On Friday, Batista proposed key changes to the law, which councilors will review on Tuesday. Batista said he's willing to make changes to appease councilors because deleting the program would be equivalent to the city choosing the convenience of landlords over the health and safety of tenants.
"We can't sacrifice one or the other," he said. "We understand there could be areas where we want to amend [the law], that's part of the process. Maybe this program in one to two years will have to be amended again."
Councilors tore into the registry at the April 2 city council meeting. They expressed disbelief that the city doesn't already have contact information for rental property owners via tax bills, and called fees associated with the program "onerous."

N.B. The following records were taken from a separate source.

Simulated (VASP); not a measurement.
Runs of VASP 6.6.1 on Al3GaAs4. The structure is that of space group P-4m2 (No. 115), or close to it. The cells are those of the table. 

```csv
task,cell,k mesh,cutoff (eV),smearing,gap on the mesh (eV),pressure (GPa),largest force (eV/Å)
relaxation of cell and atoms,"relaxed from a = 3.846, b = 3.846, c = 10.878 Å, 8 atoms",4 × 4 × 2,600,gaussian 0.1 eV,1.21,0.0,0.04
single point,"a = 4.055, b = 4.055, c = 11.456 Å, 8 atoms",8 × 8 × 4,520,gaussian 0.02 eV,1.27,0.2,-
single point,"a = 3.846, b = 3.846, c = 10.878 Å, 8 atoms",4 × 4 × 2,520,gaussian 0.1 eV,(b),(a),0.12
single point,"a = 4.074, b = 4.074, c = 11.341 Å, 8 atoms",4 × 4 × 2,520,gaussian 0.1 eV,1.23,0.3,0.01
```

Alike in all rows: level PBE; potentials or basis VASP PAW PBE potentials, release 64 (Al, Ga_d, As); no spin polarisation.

"We have to take a closer look at this before we go forward with this," Russell said during the meeting.
"I feel like this law has snowballed into something more complex," District 2 Councilor Candy Mero-Carlson said.
The law debated on April 2, however, has not changed since the unanimous approvals in 2022, including the schedule of fees and penalties associated with it, and the types of properties that must adhere to the law. Those include regular rentals, plus other types of properties like rented lots and commercial space.
The law requires landlords to pay a $15 per-unit registration fee ($5 annually each year after), with a 10 percent discount for people who register online. There's no fee for owner-occupied rental units. By comparison, dog licenses cost $30 per dog per year, and resident parking passes cost $10 per year. There's a separate fee schedule for rental inspections, which cost $50 per-unit. Failed inspections can end up costing $100 per re-inspection. All the fees will be used to recoup some of the cost of setting up the program, Inspectional Services Department Commissioner Christopher Spencer has said, including the hiring of new inspectors.
One major sticking point for councilors is a $300 per-day penalty landlords pay if they fail to register by the annual deadline. That fee was included in the law passed in 2022.
The Inspectional Services Department has already made a significant investment in the program: hiring new inspectors, buying new vehicles, rearranging office space, acquiring software tools and training staff. The program officially went public last month during a summit for landlords at the DCU Center. The city has also mailed thousands of notices to landlords about the law and registration deadlines. Spencer noted at the April 2 meeting that about 3,000 of those letters have been returned to sender — further proof of how little the city knows about landlords.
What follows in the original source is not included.